Transcription
A Twitter post by Kylie Cunningham @kyyylieeeee that reads “today at the airport one of the drug dogs set off a false alarm and officers rushed over to find out the dog had alerted them for a piece of pizza. the handler just patted his head and goes “it’s okay buddy i know pizza always confuses you” and gave him his treat anyways.”


You
The post
It’s there literally in the article that the handler rewarded the dog for a mistake. Whilst I doubt that in this case it was the handler’s intention to incentivise the dog to make that mistake more, in practice by giving the dog a treat for making that mistake they were doing positive reinforcement of that behaviour.
What article? You mean the Internet meme? Memes are passing as articles nowadays?

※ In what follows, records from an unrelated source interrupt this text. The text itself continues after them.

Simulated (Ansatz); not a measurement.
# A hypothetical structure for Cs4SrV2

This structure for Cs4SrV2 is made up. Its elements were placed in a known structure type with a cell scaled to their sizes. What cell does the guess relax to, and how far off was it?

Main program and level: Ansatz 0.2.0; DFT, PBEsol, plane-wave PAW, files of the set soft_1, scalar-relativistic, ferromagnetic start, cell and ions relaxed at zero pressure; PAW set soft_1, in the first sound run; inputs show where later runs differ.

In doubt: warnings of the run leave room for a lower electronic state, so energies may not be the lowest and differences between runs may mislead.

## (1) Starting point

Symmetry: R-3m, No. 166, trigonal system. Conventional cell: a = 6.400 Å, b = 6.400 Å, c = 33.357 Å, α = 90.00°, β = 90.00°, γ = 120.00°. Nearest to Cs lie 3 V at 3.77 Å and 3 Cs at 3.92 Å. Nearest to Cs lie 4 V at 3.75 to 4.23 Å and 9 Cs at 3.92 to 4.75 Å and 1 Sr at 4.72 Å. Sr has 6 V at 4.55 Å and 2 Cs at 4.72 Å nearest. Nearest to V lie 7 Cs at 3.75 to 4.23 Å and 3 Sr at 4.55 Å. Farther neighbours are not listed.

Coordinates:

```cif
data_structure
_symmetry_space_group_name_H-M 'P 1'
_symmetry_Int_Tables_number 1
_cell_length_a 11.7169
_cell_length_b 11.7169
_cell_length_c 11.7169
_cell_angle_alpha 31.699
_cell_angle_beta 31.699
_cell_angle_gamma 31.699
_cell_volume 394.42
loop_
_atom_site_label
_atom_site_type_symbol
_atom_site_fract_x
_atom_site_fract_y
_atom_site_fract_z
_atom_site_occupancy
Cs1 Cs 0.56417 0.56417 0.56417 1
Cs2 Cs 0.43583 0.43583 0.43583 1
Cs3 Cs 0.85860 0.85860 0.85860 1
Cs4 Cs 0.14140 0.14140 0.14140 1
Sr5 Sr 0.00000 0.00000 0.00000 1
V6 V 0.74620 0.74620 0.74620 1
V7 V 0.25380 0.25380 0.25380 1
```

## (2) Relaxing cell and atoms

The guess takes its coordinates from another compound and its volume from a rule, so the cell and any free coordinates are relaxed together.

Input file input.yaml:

Does me using the wrong word (“article” instead of “tweet”) alter the point that the previous poster’s absolute statement “they absolutely don’t reward these dogs for mistakes” is just an opionated statement with no backing meant only to contradict the event related in that tweet?
In the face of two statements unsupported by evidence (the tweet and that post I replied to), what’s more believable:
It does, because a random person being humorous on twitter carries no presumption of truth. An “article” kinda implies that, unless it’s satire.
Naturally being an “article” carries some implied authoritativeness compared to “random social media post”.
However my point is about the believability of the content itself on two “random social media posts” (the tweet and the one I replied to), which carry the same level of authoritativeness (“random person on the internet says”)
As I wrote somewhere else, statements about things always or never happening, unless backed by evidence are generally false, if only because statistically there are very few things which are absolutelly so all the time and everywhere and this one is about a kind of human interaction, which is far from the kind of thing likely to be absolute.
So based on the content and assuming nothing about truthfulness of falsehood of the sources, I personally find a story about a working dog handler rewarding a dog for doing something silly but endearing is more likely to be true than a statement from somebody saying that they never do such a thing, if only because it’s unlikely that it never ever happens and if it does happen somebody might spot in and because it makes for a nice store, share the story.
Mind you, by the same rule I also think that the statement from the poster before the one I replied to about “them training the dogs to bark on command to get probable cause” is not believable on itself and without further evidence and does not logically follow from somebody noticing once a dog handler rewarding a working dog for doing somebody which is a work mistake but also is silly and enderaring
(Had I been in the same position as that handler, even knowing I would be reinforcing a mistake, I would be sorely tempted to reward the dog for the silly “detect pizza” behaviour if only because it’s funny and lovable).
I just think the poster I was replying to criticized the previous post in just as much an “opinion about everything everywhere unbacked by evident and stated as fact” way as the post they were criticizing.
It’s not an article it’s a random tweet that may or may not have been true.
In my experience descriptions of events (like the one in the article) are less likely to be false than absolute certainty general statements about things always/never happening (such as “they absolutely don’t reward these dogs for mistakes”).
This is mainly because the absolute certainty general statements are pure opinion worded as fact (i.e. with no actual study or similar to back that assertion that something always or never happens) hence usually bollocks, whilst somebody describing an event would have to willingly, explicitly and activelly be lying for it to be false.
So purelly from the way you worded things, that random tweet is already way more believable than your post.
Then beyond that, what’s described in that post is the handler being nice to the dog for their quirky behaviour, which doesn’t at sound far fetched - I’ve often seen people unthinkingly reinforcing a dog’s negative behaviour because “it’s cute” - people like dogs and often end up doing dumb things with them because they like them, which is how you end up with dogs which are too fat (which is bad for the dog) because that dog is smart and good at begging for food.
I’m not even saying that the poster you replied to claiming that handlers were purposefully mistraning the dogs was right (frankly I have no idea as, like you, they just voice opinion as fact), I’m saying that the way you tried to counter argument that post is even more bullshit than that post and now you just doubled down of scoring own goals by claiming the tweet itself is possibly a lie.
I am not the same person that you replied to.
Fair enough.
Is the post of that other person I commented on any more supported by evidence than the tweet?
If not, wouldn’t the analysis I wrote in response to your post (mistakenly thinking it was the original post) not work as an evaluation of which one is more likely to be true?